‘Common Solutions to Common Problems’: Secretary General visits Israel
Addressing ways to increase dialogue and cooperation between NATO and the Mediterranean Dialogue partners, NATO Secretary General, Anders Fogh Rasmussen, visited Israel on 9 February.
During his visit, the Secretary General met Prime Minister Benjamin Netanyahu and the Deputy Prime Minister and Minister of Foreign Affairs Avigdor Liberman. Following his meeting with the Prime Minister, Rasmussen highlighted that “I am here because Israel is a highly valued member of one of our partnerships, the so-called Mediterranean Dialogue. I am here because we share security concerns and interests in counter-terrorism, countering the proliferation of nuclear weapons and other weapons of mass destruction, missile defence and energy disruption. We appreciate very much the cooperation we have with Israel, bilaterally, as well as within the Mediterranean Dialogue, and I look very much forward to developing this cooperation in the coming years. The security challenges of today cannot be successfully tackled by any country alone, so we have to cooperate and strengthen the political dialogue as well as practical cooperation."
Prime Minister Netanyahu said this was a time of great uncertainty in the region: "NATO and Israel have been cooperating for many years. We look forward to cooperating with you at all times, but especially in these times."
The Secretary General also delivered a keynote speech at the 11th Annual Herzliya Conference, which covers a wide range of security issues.
Rasmussen spoke about the future of NATO’s relations with Israel and the other Mediterranean Dialogue partners. He emphasised that the future of these relations depended on “how we define our common threats and challenges, finding common solutions and understanding that we share a common destiny.”
The Secretary General noted that the new Strategic Concept identifies a number of emerging security threats, including the proliferation of nuclear weapons and weapons of mass destruction, and terrorism. He elaborated that “we need to continue seeking common solutions” and there are “three priority areas where there is scope for improvement: political consultations, practical cooperation and operations.”

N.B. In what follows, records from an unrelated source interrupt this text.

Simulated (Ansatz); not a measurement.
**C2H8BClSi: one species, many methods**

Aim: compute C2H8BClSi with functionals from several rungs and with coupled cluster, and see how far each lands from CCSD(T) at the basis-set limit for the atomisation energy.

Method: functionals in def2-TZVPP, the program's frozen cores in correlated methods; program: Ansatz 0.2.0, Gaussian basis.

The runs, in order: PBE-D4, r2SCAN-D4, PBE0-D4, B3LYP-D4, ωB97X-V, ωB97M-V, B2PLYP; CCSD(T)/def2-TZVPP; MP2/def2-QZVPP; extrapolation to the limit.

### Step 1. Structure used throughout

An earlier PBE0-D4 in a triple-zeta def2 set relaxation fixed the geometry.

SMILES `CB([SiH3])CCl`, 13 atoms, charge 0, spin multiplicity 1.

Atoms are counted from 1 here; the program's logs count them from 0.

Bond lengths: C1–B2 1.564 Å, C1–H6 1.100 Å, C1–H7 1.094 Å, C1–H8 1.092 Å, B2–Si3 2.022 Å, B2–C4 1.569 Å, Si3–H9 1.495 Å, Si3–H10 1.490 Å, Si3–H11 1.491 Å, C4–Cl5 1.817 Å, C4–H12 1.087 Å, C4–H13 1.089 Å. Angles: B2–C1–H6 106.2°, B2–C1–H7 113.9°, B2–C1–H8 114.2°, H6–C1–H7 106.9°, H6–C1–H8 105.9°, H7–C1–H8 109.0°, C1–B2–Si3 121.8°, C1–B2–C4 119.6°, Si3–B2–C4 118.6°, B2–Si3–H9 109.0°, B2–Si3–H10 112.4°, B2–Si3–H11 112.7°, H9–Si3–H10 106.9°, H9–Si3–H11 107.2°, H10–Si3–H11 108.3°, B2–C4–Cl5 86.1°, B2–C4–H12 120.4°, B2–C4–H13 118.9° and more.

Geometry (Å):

He emphasised that “I do not have illusions about NATO’s role in providing security in the region: NATO cannot solve all the problems and it never intended to do so. But we can still provide a substantial added value in the region.”
The Secretary General concluded with a broader message about increasing cooperation towards more peace and stability globally: “The foundations of regional cooperation have to be set today, in order to address the challenges of tomorrow. It is up to us to increase our efforts to bring common solutions to common problems, so that our common destiny will be one of peace and stability.”